Social activist Elliott Larson* said, “Anger always comes from frustrated expectations.” When I read that I couldn’t help but think of the church, or more specifically, congregational expectations towards their pastor. So often the reason why people are mad at their pastor can be traced back to frustrated expectations.
There are two types of expectations, realistic and unrealistic. It’s realistic for the members of your church to expect you to be prepared on Sunday morning to give a sermon, to be there for them when they face a crisis, to return their calls or emails, to pray for and with them, and to be somewhat of an example. It is unrealistic for your parishioners to expect you, your spouse, and your family to be perfect. It’s not realistic for them to feel like you should be available 24/7. It’s unrealistic for them to expect you to agree with them all the time, to like the things they like and value the things they value. It’s not realistic for your members to expect you to never get mad, frustrated, or make mistakes. Congregational expectations originate from a few places. These are:
1. Expectations carried over from past pastoral experiences.
I remember a family that joined out church after having recently moved into the area from another state. One of the first things they made sure to do was to tell me how great their former church was and how awesome their pastor was. He was “so this and so that”. As I listened to them go on and on I couldn’t help but think, “Boy, are they gonna be disappointed.” My church wasn’t anything like the one they described, nor did I resemble the guy that formerly pastored them. The opposite of this is when someone comes to your church and they have had a bad experience with their former pastor. So now they’re overly sensitive and just waiting for the first time you do anything that reminds them of the last guy and poof…they’re gone!
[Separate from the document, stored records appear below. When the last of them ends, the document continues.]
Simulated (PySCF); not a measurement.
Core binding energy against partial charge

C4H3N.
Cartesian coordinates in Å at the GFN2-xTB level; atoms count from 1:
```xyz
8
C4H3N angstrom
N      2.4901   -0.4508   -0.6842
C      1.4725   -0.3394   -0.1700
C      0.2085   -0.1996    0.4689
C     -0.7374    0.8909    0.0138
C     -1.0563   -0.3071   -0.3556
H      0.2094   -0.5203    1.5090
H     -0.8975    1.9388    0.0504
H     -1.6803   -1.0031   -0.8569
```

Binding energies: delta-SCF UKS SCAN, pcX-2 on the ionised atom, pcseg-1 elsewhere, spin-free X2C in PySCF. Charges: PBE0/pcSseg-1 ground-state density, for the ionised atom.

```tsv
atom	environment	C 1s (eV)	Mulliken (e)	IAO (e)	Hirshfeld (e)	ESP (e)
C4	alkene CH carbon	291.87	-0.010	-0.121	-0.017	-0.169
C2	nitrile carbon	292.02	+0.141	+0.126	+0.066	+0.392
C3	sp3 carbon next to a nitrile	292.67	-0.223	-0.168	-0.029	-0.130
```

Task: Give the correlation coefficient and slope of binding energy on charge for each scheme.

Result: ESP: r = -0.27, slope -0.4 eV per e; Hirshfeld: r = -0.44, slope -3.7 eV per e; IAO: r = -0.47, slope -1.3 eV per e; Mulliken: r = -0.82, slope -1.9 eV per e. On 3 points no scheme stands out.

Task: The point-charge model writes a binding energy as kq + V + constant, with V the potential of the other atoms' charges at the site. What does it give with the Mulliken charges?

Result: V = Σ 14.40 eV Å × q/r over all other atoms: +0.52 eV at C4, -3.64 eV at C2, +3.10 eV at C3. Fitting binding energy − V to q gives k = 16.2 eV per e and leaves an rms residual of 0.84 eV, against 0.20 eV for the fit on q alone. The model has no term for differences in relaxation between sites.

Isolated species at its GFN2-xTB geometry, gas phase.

2. Expectations carried over from past experiences with authority figures.
Usually this means Mom or Dad. In counseling circles it’s called transference. You become a father figure or a mother figure (it doesn’t matter if you’re a male or female). I’ve had projected on me mother and father. Have you ever wanted to say, “Hey…I’m not your father.”? If so, then you know what I’m talking about. People can expect you to behave like their mother or their father did, whether that was good or bad.
3. Expectations based on misinformation about what a pastor should be or do. Somewhere along the line, perhaps from culture, people have learned that pastors are supposed to behave a certain way, do certain things. It’s misinformation but based on that, they now have expectations that you may or may not be able to fulfill.
So what’s the best way to handle congregational expectations?
- Regularly teach on the subject of expectations, unrealistic expectations, and not only expectations towards the pastor but also expectations members have of one another.
- Get in touch with who you are and who you aren’t as a pastor. Now remember, this is not an excuse for you to dismiss expectations that are realistic. “Well I don’t like to talk on the phone, it’s just not me. People shouldn’t expect me to call them back.” Sorry, that won’t fly.
- Once you know who you are, learn to be comfortable with that person. I don’t mean comfortable in the sense that you stop growing, or stop being open to change, or no longer see the need for personal change…but comfortable in the sense that you know who God made you. You are unique. The world might not need more than one of you…but they do need the one they have.
- Finally, be humble, be kind, understand that it’s normal for people to place unrealistic expectations on you, it’s hard for them to do otherwise, but…don’t give in to it. Remember the old saying, “If you give an inch, they’ll take a mile.”
*Responsible for the Elliott-Larsen Civil Rights Act which specifically forbids discrimination in employment on the basis of sex.